Terry asks: I would like to bake some cookies for Christmas and I’m confused. I haven’t baked for many years, and the recipes call for butter and Crisco. I have the butter, but I don’t have the Crisco. Could I substitute all butter? I want to bake: thumb prints, snow balls, twice-baked cookies, oatmeal, and several others. I would appreciate your help.
Baking S.O.S. says: Sure, you can certainly substitute butter equally (meaning use the same amount) in place of Crisco in cookie recipes. In fact, I prefer the taste of all butter over vegetable shortening.
There was a time when it was believed that vegetable shortening was actually better for your health than butter, so many old cookie recipes call for vegetable shortening for at least part of the fat. But now that we know that hydrogenated oils are actually worse for our health than butter, there has been a shift back to baking with all butter. So it’s perfectly fine to make that adjustment yourself, regardless of what the recipe calls for.
Here’s what might happen if you bake with all butter instead of half butter/half Crisco: Butter contains about 20% water, so as it heats and the butter melts, it tends to spread more, making your cookies thinner & flatter.
Vegetable shortening does not make cookies spread as much, so the benefit to using shortening is that cookies will be more puffed and thicker.

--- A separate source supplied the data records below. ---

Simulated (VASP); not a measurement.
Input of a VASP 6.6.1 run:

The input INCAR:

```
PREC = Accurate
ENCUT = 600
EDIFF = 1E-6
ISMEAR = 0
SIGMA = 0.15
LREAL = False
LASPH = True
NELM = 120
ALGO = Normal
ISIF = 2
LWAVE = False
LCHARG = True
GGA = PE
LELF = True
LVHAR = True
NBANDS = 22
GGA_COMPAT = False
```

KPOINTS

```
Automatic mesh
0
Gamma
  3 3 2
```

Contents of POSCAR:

To prevent cookies from spreading as much, I always bake on parchment paper, so that can help alleviate some of the spreading when you bake cookies with all butter, and you will have cookies that taste better, too! (Vegetable shortening has little to no flavor.)
I will say that I have a few recipes that I still prefer the results of baking with vegetable shortening over butter, but the only way to know is simply to try both ways. With the cookies you listed, it sounds like you will be fine baking with butter.
Happy holiday baking!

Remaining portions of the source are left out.